Tony Plummer, The Psychology of Technical Analysis
With crude oil prices extending into nose bleed levels, global growth concerns grow. No surprise there. What we were wondering, and still are, is whether the rising cost of oil:
A) Acts to create a drag on the economy such that the Fed will temper any future rate hike plans,
B) Induces the Fed to be more aggressive
The answer may have some bearing on what we are really trying to get at—what’s the potential impact on the dollar. If A), a more subdued Fed, with just one more hike up its sleeve, would meet current expectations and probably be a net negative for the buck—supporting our technical correction view. But, if B), it could mean correction cancelled, and the dollar makes yet another leg up on positive interest differential i.e. exceeding current market expectations.
I know it’s a circuitous route. (This game of predicting interest rates, then predicting the dollar, is quite a silly one. For if we could forecast rates, we stop worrying about the buck, buy a seat on the Chicago Board of Trade, become zillionaires, and live happily ever after. )
With that caveat in place, we forge ahead anyway.
Regular readers are familiar with the Gold/Oil chart we have referred to here a few times in the past. For those that haven’t seen it, it’s you lucky day—time for a quick review. For it is the cornerstone of today’s weighty tome.
Ok…crude prices have surged…and they have surged in real terms. Real terms being defined as how many barrels of oil one once of gold will purchase—now its at around 7.3 barrels. That’s not much.
The next step was to add another price series to the already esoteric chart—so that we could make yet another conjecture.
This chart shows our same Gold/Oil chart vs. Fed Fund futures inverted (inverting FF shows short-term rates rising). Notice as Gold/Oil ratio bottom near the current range in the past, Fed Funds rate tended to peak! (That’s represented by the series of circles on the chart.)
You can also see there appears to be times when Gold/Oil peaked, while Fed Funds tended to bottom.
This would suggest the price of crude oil, rising in real terms, leads the Fed to temper or even loosen monetary policy—and in fact might induce a cut in interest rates. After all, we are witnessing one central bank after another leaning toward rate cuts—following the Swedish central bank’s 50-basis point surprise last week.

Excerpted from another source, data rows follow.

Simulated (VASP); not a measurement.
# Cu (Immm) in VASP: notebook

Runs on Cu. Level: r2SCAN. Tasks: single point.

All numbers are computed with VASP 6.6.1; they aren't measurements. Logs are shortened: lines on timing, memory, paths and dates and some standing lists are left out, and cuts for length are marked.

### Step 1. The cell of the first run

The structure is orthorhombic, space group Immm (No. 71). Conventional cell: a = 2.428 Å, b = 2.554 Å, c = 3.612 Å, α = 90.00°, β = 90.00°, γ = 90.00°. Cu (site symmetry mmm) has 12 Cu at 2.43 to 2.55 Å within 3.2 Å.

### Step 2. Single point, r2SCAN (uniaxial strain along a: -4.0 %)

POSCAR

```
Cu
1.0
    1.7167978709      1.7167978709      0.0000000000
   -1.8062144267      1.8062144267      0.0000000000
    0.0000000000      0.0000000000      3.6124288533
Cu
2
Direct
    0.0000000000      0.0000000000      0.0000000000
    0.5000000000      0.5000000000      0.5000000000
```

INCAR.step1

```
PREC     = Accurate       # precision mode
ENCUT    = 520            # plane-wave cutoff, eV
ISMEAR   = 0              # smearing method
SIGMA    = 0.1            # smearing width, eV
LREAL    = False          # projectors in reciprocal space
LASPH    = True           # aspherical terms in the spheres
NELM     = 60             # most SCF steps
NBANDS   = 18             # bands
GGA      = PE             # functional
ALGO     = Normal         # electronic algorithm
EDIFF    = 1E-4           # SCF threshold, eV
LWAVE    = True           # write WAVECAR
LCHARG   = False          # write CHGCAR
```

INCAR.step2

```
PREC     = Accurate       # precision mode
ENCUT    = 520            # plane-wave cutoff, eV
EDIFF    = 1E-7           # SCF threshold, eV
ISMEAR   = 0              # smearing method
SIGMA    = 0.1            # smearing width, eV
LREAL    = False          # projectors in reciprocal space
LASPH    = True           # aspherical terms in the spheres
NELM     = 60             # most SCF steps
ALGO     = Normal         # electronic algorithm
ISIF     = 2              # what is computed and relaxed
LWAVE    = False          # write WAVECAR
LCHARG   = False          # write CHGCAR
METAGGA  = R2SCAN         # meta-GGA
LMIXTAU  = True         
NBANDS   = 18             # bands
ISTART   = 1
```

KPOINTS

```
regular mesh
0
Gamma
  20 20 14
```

Just for the heck of it, we have added yet another price series to the chart—the US $ Index (blue line):
As we said yesterday, we believe the rising US dollar yield differential is the key driver for the buck this year—despite the threat from the Double-D’s of Doom. (Double-D’s of doom are the current account and Fed budget deficit). If you look hard into the chart above, you can see the Fed Funds (red line) leading the dollar since around 1998. Ok…so what?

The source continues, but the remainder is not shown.